Veep Guy Scott Differs with Sata On Judiciary

Zambian Vice-President Guy Scott has allegedly differed with his boss Michael Sata over the ruling party’s daylight interference with the operations of the judiciary.

Scott, a British native, and finance minister Alexander Chikwanda are among the senior party and government officials uncomfortable with the manner in which PF leader Sata has handled issues surrounding the judiciary leading to the abrupt exit of Chief Justice Ernest Sakala and Acting Deputy Justice Dennis Chirwa.

“Guy is a very frank person. He has privately told the President his thoughts about the judiciary and he is not in support of what is happening. Sata is not happy with him but they are still working well because they are good friends,” a senior government source has disclosed to Zambia Reports.
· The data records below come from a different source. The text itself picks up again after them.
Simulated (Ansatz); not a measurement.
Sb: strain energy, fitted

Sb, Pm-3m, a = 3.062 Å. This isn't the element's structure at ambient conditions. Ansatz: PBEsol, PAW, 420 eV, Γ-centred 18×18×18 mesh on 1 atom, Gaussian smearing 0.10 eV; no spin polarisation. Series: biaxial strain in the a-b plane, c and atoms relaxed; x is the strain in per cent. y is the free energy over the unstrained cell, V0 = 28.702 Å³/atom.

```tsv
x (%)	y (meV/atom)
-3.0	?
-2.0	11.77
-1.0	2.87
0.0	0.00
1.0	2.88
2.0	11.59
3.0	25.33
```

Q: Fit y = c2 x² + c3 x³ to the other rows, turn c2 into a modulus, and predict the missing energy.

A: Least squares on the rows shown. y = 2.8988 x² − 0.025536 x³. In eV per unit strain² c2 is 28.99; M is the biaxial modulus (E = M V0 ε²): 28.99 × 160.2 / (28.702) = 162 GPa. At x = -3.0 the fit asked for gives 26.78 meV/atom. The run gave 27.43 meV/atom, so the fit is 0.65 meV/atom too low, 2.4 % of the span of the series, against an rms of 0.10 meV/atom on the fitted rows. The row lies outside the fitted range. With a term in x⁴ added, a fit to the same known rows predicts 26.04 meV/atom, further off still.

The source says Scott opposed the suspension of the three judges as he wanted the President to let the judiciary thoroughly deal with its issues without much interference from the executive.

External government and party forces, according to the sources, prevailed over Sata to shake up the judiciary to save their business interest.

That is why, according to the source, when Scott was asked by a reporter from the Mail & Guardian about the issues surrounding the judiciary he flatly declined to comment on the matter where he would ordinarily have defended President Sata.

Scott declined to comment on the judicial suspensions of Supreme Court judge Phillip Musonda, High Court’s Charles Kajimanga and Nigel Mutuna or on the corruption allegations involving the new director of public prosecutions, Mutembo Nchito, and the claims that Sata is protecting him and others like Post Newspaper owner Fred M’membe.

“If Guy was supporting what is happening, he was not going to hesitate to say it publicly because he is a very frank man,” the source said. “There is a problem in the party and government, no one can run away from that fact.”

PF Secretary General Wynter Kabimba and defence minister Godfrey Mwamba are among the senior officials firmly backing Sata on the shielding of political allies like M’membe.

Others like home affairs minister Kennedy Sakeni and his foreign affairs counterpart Given Lubinda are playing double in the looming split.

However, Scott, a long-time Sata ally who helped him to form the PF as a breakaway from the MMD in 2001, is defending his government’s performance on issues he agrees with him as did in an interview with the M&G.

“I think we are making steady progress,” he told the M&G in response to the performance of the economy. “The trouble is that we inherited a very corrupt country and there is a lot to untangle.

“The economy was not in a good state and there is a lot that needs to be done.

“We are restructuring in many areas and investing in agriculture and manufacturing, but these things take time. You cannot deliver instant results in eight months.”

Scott also strongly defended Sata’s widely condemned relationship with Zimbabwean tyrant Robert Mugabe but flatly refused to defend his longtime friend on the interference with the judiciary.

He said: “We have a policy of good neighbourliness and President Mugabe is a neighbour. We cannot castigate him; we have to work with him.

“South Africa also maintains warm relations with Zimbabwe.”

The sources disclose that the PF cracks are growing deeper by the day.

President Sata has since appointed his relative Lombe Chibesakunda as Acting Chief Justice and Florence Mumba as Acting Deputy Chief Justice.